Several poets in the anthology focus intensely on the experiences of refugees, capturing both their suffering and the complexities of their identities. In ‘The Refugee Mystery’, Binoy Majumdar laments the loss of linguistic roots, noting how “the Bangals now speak the dialect of Kolkata all the time, having forgotten the dialects of Barishal and Faridpur / The Moslems of Dhaka are heard singing and speaking in the radio with the lilt of Uluberia.” His reflections emphasise the deep connection between language and social identity. This theme finds a resonance in Sunil Gangopadhyay’s poem ‘That Day’, where he writes, “On one side they named the waters Pani / on the other side–Jol.” Through this simple yet evocative contrast, Gangopadhyay underscores how a shared concept can be articulated through divergent linguistic expressions in India and Bangladesh, which become subtle yet potent markers of socio-linguistic divisions. Such poems provoke profound questions: Can the adoption of a new dialect truly redefine one’s identity? How does one navigate the tension between past and present linguistic selves, and is reconciliation even possible?

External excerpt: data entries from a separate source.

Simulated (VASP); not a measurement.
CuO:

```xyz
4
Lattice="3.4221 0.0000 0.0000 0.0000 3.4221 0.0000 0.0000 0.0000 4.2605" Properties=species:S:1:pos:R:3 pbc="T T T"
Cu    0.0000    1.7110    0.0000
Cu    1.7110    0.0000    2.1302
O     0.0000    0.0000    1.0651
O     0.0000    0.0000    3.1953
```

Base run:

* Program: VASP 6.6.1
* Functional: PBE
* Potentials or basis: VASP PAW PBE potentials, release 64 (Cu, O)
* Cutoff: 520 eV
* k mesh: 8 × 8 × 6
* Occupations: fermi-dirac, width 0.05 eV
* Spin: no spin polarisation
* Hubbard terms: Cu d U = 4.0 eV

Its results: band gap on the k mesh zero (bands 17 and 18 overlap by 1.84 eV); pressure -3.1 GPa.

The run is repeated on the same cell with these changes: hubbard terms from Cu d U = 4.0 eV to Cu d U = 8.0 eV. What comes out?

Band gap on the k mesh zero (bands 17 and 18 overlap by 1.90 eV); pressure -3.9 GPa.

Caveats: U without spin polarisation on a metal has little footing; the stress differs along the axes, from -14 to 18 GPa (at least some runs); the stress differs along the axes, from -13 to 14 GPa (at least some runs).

Viewed through the intertwined lenses of faith and suffering, poetry often functions as a repository of collective memory and a means of resilience. In this regard, Devdas Acharya’s three poems present a poignant exploration of the lived experiences of refugees in post-Partition India. A recurring and haunting image emerges in his work: a grieving father, who has recently lost a child to hunger, standing before a deity symbolically embodied by a swadeshi leader. This image encapsulates both the profound deprivation endured by displaced communities and their simultaneous reliance on unshaken faith. Despite the magnitude of loss, what sustained many refugees was a deeply rooted belief system that imbued their suffering with meaning.

By foregrounding the gendered dimensions of violence, Partition poetry exposes how women’s bodies became contested sites of power and trauma. In “She, on the Platform of a Station”, Krishna Dhar powerfully captures the plight of women during Partition. She writes, “Chased from the other side of the border, escaping fire and the fangs and tongues of wolves, one day she arrived,” evoking the image of a refugee woman doubly marginalised– “devastated by Partition” and simultaneously “dodging the eyes of the hyenas.” Here, the metaphorical wolves and hyenas represent predatory men who treated women’s bodies as extensions of territorial conquest. Kar points out in the introduction that very few women wrote poetry about their Partition experiences, largely because they were already engaged in the broader struggle for gender equality. While women’s memoirs on Partition exist, poetry by women addressing these themes, particularly from the 1970s, is strikingly limited. This absence is significant, as women’s experiences are crucial to understanding how deeply gendered the space of the subcontinent was during and after Partition.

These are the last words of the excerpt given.